Find the vector equation of the plane passing through the intersection of the planes $\vec{r} \cdot(2 \hat{i}+2 \hat{j}-3 \hat{k})=7, \vec{r} \cdot(2 \hat{i}+5 \hat{j}+3 \hat{k})=9$ and through the point $(2,1,3)$
The equations of the planes are $\vec{r} \cdot(2 \hat{i}+2 \hat{j}-3 \hat{k})=7$ and $\vec{r} \cdot(2 \hat{i}+5 \hat{j}+3 \hat{k})=9$
$\Rightarrow \vec{r} \cdot(2 \hat{i}+2 \hat{j}-3 \hat{k})-7=0$
$\vec{r} \cdot(2 \hat{i}+5 \hat{j}+3 \hat{k})-9=0$
The equation of any plane through the intersection of the planes given in equations (1) and (2) is given by,
$[\vec{r} \cdot(2 \hat{i}+2 \hat{j}-3 \hat{k})-7]+\lambda[\vec{r} \cdot(2 \hat{i}+5 \hat{j}+3 \hat{k})-9]=0$, where $\lambda \in \mathbf{R}$
$\vec{r} \cdot[(2 \hat{i}+2 \hat{j}-3 \hat{k})+\lambda(2 \hat{i}+5 \hat{j}+3 \hat{k})]=9 \lambda+7$
$\vec{r} \cdot[(2+2 \lambda) \hat{i}+(2+5 \lambda) \hat{j}+(3 \lambda-3) \hat{k}]=9 \lambda+7$ ..(3)
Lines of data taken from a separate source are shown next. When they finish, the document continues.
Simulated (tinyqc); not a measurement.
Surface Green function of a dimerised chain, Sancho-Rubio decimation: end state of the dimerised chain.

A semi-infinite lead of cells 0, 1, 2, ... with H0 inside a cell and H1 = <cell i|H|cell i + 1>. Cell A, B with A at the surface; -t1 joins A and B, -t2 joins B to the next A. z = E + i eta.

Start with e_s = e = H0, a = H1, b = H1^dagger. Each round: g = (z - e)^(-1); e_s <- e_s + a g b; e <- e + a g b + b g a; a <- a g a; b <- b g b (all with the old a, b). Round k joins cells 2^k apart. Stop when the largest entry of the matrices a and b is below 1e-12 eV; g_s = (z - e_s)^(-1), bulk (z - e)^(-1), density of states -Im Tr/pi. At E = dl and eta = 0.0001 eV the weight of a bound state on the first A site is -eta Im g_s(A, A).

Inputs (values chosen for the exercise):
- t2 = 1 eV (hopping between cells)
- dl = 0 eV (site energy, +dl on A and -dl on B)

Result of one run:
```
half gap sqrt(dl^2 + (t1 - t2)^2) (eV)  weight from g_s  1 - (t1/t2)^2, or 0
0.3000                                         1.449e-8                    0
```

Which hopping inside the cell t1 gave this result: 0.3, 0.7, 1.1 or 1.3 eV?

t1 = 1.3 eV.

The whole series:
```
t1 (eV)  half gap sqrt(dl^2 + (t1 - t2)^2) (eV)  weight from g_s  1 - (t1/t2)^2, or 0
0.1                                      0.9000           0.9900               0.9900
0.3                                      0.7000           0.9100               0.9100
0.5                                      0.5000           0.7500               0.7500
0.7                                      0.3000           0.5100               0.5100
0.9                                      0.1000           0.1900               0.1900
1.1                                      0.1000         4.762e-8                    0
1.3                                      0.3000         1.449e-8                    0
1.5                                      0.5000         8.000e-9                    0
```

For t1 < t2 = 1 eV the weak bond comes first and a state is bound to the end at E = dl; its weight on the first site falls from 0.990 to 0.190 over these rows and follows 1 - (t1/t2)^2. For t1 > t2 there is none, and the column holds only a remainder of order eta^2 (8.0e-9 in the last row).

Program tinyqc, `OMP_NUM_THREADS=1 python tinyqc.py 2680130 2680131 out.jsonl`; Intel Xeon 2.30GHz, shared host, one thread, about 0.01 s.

The plane passes through the point (2, 1, 3). Therefore, its position vector is given by,
$\vec{r}=2 \hat{i}+1 \hat{j}+3 \hat{k}$
Substituting in equation (3), we obtain
$(2 \hat{i}+\hat{j}+3 \hat{k}) \cdot[(2+2 \lambda) \hat{i}+(2+5 \lambda) \hat{j}+(3 \lambda-3) \hat{k}]=9 \lambda+7$
$\Rightarrow 2(2+2 \lambda)+1(2+5 \lambda)+3(3 \lambda-3)=9 \lambda+7$
$\Rightarrow 4+4 \lambda+2+5 \lambda+9 \lambda-9=9 \lambda+7$
$\Rightarrow 18 \lambda-3=9 \lambda+7$
$\Rightarrow 9 \lambda=10$
$\Rightarrow \lambda=\frac{10}{9}$
Substituting $\lambda=\frac{10}{9}$ in equation (3), we obtain
$\vec{r} \cdot\left(\frac{38}{9} \hat{i}+\frac{68}{9} \hat{j}+\frac{3}{9} \hat{k}\right)=17$
$\Rightarrow \vec{r} \cdot(38 \hat{i}+68 \hat{j}+3 \hat{k})=153$
This is the vector equation of the required plane.